Iraqi mourners carry the coffin of Haidar Ahmed Kazem, a high school student who was killed a day earlier, during his funeral procession in Tahrir square in the capital Baghdad, on December 1, 2019. (Photo: AFP)
Iraqis across the country marched Sunday to mourn protesters killed in anti-government rallies, even turning out in Sunni areas where people were previously too afraid to join in.
Demonstrators have hit the streets since early October in Baghdad and the Shia-majority south to demand the ouster of a government they accuse of being corrupt, inefficient and beholden to foreign powers.
After a spike in deaths this week raised the toll to more than 420 killed, Prime Minister Adel Abdel Mahdi said Friday he would submit his resignation to parliament.

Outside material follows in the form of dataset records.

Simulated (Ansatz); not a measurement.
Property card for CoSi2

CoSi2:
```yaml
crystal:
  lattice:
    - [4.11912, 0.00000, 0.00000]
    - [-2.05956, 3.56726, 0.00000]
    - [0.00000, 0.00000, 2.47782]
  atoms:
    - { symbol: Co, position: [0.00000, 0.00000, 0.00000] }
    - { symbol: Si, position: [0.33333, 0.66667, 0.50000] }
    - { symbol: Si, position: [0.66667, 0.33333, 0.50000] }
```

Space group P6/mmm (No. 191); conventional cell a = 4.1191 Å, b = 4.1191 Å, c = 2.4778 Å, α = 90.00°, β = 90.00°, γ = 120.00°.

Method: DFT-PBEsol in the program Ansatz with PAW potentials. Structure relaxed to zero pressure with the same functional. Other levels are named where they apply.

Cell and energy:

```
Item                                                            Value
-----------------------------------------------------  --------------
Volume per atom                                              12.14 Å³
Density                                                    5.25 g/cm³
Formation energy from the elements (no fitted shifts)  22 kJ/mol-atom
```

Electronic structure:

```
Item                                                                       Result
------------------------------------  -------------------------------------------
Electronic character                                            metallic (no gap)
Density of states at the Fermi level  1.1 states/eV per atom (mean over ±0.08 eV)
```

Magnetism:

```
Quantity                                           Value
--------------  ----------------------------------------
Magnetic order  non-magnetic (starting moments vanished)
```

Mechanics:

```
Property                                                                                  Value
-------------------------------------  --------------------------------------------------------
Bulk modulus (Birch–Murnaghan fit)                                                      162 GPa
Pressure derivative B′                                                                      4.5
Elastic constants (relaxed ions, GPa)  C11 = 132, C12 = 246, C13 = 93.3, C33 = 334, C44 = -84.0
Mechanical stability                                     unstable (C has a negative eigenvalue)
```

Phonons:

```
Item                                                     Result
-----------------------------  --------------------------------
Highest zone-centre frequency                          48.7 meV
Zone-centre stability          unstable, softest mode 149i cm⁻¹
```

The chamber was due to convene later Sunday, but no agenda had yet been published.
In recent weeks, most Sunni-majority areas refrained from protesting, fearing that opposing the central government would earn them the labels of being "terrorists" or supporters of ex-dictator Saddam Hussein.
But after a spike in violence days ago left nearly 70 people dead across three cities, Iraqis in nearly all provinces turned out in solidarity.
In Sunday's marches, hundreds of students dressed in black organised a mourning march in the northern city of Mosul, on the city's university campus.
"It's the least Mosul can give to the martyrs of Dhi Qar and Najaf," said Zahraa Ahmed, a dentistry student, naming the two provinces where most recent victims were from.
"The protesters are asking for their basic rights so the government should have answered from the beginning."
Another student, Hussein Kheder, carrying an Iraqi flag, said the whole country was now on the same page politically.
"Now the government needs to answer to the protesters' demands," he told AFP.
For three years, Mosul was the heart of the Islamic State group's ultra-conservative "caliphate", and much of it still lies in ruins today.
In Salahaddin, another northern Sunni province where no rallies had taken place so far, authorities had already declared on Friday three days of mourning for the victims.
And eight other Shia-majority provinces have announced on Sunday a mourning day during which government offices would remain shut.
More than 20 people were killed in the shrine city of Najaf, 40 people in the hotspot of Nasiriyah and three in the capital Baghdad.
AFP's correspondent reported calm in Nasiriyah on Sunday after three consecutive days of violence.
The protest hotspot is the birthplace of Abdel Mahdi, the embattled premier, who came to power just a year ago based on a shaky alliance between rival parties.
He had resisted protesters' calls for him to step down over the past two months.
But the crackdown turned the tide this week, as it prompted Iraq's top cleric Grand Ayatollah Ali Sistani to call on parliament to drop its support for Abdel Mahdi.
In quick succession, political factions indicated they would support a no-confidence vote.
It was however not certain whether that vote would take place Sunday afternoon as no agenda had yet been published.